This is the third post in the Ruby GC Deep Dive series. It’ll make most sense if you check out the previous two first:

For this post, we’ll learn about Generational GC. Generational garbage collection is predicated on the weak generational hypothesis: most objects die young. This means most objects will not have any active references, and so be available for collection soon after creation. The hypothesis also says that those objects which don’t die young tend to live for a long time. If they aren’t pretty immediately available for collection, they likely won’t be available for a while.

We can look at a Rails example to justify this hypothesis to ourselves. To generate a webpage for a client request, the Rails application will create many new Ruby objects. Once the page has been returned to the client, all of these objects are no longer needed and their space in memory can be reclaimed. However, there are some objects which need to live between all requests, like controllers, configuration data, user sesssion data, and so on. These objects will live for a long, long time.

Major and Minor GCs

Back to the crux of the point here: as of Ruby 2.1, Ruby introduced Generational GC which takes advantage of the weak generational hypothesis. It concentrates more frequent garbage collection efforts on young, newer objects.

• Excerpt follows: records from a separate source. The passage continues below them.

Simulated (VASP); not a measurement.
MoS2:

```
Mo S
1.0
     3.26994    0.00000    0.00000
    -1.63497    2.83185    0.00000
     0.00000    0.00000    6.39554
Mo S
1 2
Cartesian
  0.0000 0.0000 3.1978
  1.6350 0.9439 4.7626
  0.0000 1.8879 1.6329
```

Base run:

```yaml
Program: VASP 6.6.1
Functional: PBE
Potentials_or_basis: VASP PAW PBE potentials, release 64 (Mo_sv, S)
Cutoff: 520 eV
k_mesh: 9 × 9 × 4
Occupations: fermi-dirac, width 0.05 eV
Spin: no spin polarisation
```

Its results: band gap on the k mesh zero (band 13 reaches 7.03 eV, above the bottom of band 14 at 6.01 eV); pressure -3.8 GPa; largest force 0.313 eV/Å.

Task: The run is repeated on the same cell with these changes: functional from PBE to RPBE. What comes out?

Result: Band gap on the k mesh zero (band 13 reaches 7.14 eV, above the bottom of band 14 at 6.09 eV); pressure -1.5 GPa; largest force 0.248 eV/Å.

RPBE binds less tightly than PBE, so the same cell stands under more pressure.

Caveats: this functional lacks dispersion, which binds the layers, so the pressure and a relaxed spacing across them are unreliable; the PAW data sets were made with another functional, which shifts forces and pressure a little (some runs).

Ruby’s garbage collector actually has two different types of garbage collection: major GCs and minor GCs. Minor GCs happen more frequently, and mostly look at young objects. (There’s an edge case here which we’ll cover in a bit.) Major GCs happen less frequently and look at all objects. Minor GCs are faster than major GCs because they’re looking through fewer objects.

Old and Young Objects

How does Ruby determine whether an object is old or young? Well, any object which has survived a three garbage collections (major or minor) becomes old.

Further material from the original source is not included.